N.Y. Finance Suit At Last Headed For Resolution
Albany, N.Y.--New York's 57-year-old system of financing public education made what may turn out to be its last stand in a hearing last week before the New York Court of Appeals, this state's highest court.
Twenty-six suburban and rural school districts and four cities which have prevailed in three lower courts over the last eight years claimed that the current system creates a "double standard" of public education. The plaintiffs, led by the Levittown school district on Long Island, want the current financing system thrown out and replaced with a more equitable plan.
Systems Offers a 'Warm, Dry Bed'
Attorneys for the state, however, argued that the current system is fair, that it offers a "warm, dry bed" for all schoolchildren, and that no alternative could make things better.

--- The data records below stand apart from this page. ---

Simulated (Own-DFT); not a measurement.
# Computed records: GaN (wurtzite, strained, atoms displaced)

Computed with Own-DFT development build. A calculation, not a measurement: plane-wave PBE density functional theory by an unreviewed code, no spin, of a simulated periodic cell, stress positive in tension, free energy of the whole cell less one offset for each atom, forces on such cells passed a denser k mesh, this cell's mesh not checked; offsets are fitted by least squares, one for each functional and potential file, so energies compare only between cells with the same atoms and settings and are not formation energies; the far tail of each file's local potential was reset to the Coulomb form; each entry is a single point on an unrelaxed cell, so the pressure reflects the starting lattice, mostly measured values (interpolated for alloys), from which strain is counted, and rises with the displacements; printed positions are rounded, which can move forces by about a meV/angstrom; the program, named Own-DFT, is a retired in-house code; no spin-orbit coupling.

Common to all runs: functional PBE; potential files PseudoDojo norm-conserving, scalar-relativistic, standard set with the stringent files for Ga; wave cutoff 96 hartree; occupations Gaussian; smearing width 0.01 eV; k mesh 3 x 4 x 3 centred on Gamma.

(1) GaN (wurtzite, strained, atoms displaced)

Because of the impact their decision would have on the state's 712 school districts, the seven judges on the appeals panel extended arguments in the case to three hours, instead of adhering to the normal one-hour limit, and cleared their daily calendar to make it their only case.
At issue in the suit, Levittown v. Nyquist, is whether the state's system of financing education through a combination of state aid and local property taxes is unconstitutional, because districts which have a large tax base can offer more extensive programs while imposing lower property taxes than districts that are low in property wealth.
The Levittown suit has been closely watched by school-finance experts all over the country and is widely considered one of the two or three most important finance-reform cases ever filed against a state.
One reason is that New York's state courts, like California's, are highly visible and may influence the thinking of state judges elsewhere, although their decisions have no official precedential value in other states.
Another is that the plaintiffs in Levittown introduced two concepts that have since been copied by school-finance reformers elsewhere.
One is the notion that poor school districts--rather than individual students and taxpayers--might join forces to mount a legal challenge to a finance system.
The other is the theory of "municipal overburden," which holds that big cities, because of their large concentrations of elderly and low-income residents, are obligated to provide high levels of expensive public services.
Because of this "municipal overburden," the four large cities that are parties to the suit claim they are less capable of paying for schools than their property values would suggest, and thus need more state aid.
Three lower state courts have ruled that the state's school-finance system, by allowing per-pupil expenditures to become largely a function of local property wealth, violates the state constitution's equal-protection and education clauses, as well as the 14th Amendment to the U.S. Constitution.
Daniel Levitt, attorney for the suburban districts, said the disparities have been made worse by "a hodgepodge of schemes" and by certain state-aid formulas that do not take districts' needs into account. Under the state's "flat-grant" program, for example, each district receives a fixed amount per pupil no matter how much property wealth it has. And a "save-harmless" provision ensures that districts will receive at least as much state aid as in previous years, regardless of declines in enrollment.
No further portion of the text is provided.